By the time I was a teen, I was reading W Magazine, Harper’s Bazaar, Town & Country and, of course, any edition of Vogue. From these pages, I first saw Campbell’s face staring back at me, a face so different from what had been the norm in these publications that I had no choice but to pay attention.

Campbell had been “discovered” at age 15 while hanging out after school in one of London’s shopping districts. Just before her 16th birthday, she graced the cover of the British version of Elle magazine.

She projected poise and strength. When my friends and I were young adults and felt our confidence waver, we knew we could summon our inner Naomi to carry us through an intimidating situation. She was just like us but also not at all like us. She looked like, literally, the girl who lived next door to our off-campus apartment, but Naomi had something else, something mythical, in our eyes.

We could only imagine what her life was really like, off the runway, or how she carried herself when not bedazzled. She was nearly perfect in our minds until the World Wide Web arrived and placed information at our fingertips. When that happened, her persona took a hit.

Campbell made headlines for an assault conviction that resulted in a week of community service work with the New York Sanitation Department. She revealed her addictions to alcohol and cocaine.

The retrospective of her work offers new insight into Campbell and her personality. She was very shy, she said, though her shyness was read as aloofness. On the pages of my magazines, she seemed bold, indomitable, in charge. But maybe her real strength was in surviving the industry.

It turns out, getting onto those pages required a mix of her own resolve and the support of allies like designer Yves Saint Laurent, who threatened to pull his advertising if French Vogue editors didn’t consider her for the magazine cover. Her fellow supermodels would refuse to walk in fashion shows until she was also hired.

Campbell knew she was not getting paid the same wages as the other models for the same jobs, but, according to her, she still kept working twice as hard. And when the supermodel era ended, she didn’t stop.

She’s now a mother of two young children and has said she is sticking around now because representation in modeling still hasn’t reached an appropriate level. She doesn’t want to abandon the younger adults who need her as a model for success.

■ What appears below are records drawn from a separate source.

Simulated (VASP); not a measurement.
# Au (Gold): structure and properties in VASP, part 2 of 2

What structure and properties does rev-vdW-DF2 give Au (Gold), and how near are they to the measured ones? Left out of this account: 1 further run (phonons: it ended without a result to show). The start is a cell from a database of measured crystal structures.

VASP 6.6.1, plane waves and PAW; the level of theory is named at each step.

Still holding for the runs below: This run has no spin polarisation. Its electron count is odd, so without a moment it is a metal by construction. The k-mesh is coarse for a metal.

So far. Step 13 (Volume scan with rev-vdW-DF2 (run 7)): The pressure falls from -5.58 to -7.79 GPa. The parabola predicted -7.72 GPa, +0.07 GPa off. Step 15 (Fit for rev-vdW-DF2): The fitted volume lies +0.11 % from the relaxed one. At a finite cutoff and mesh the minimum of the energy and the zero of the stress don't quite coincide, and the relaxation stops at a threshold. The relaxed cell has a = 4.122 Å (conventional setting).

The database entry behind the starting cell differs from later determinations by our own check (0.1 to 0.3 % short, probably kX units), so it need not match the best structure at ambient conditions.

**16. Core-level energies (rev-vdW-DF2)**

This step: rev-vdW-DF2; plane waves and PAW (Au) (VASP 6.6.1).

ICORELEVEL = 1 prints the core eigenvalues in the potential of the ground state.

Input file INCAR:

Staying somewhat relevant in an industry that is notoriously fickle is certainly an accomplishment, as is continuing to push forward in a space that still holds exclusionary standards of beauty. When she hits an obstacle, she has said, she finds a way around it. That’s not the same as dismantling it, but we can’t expect a supermodel to do everything.

Or maybe, in Naomi Campbell, we have found someone who eventually can.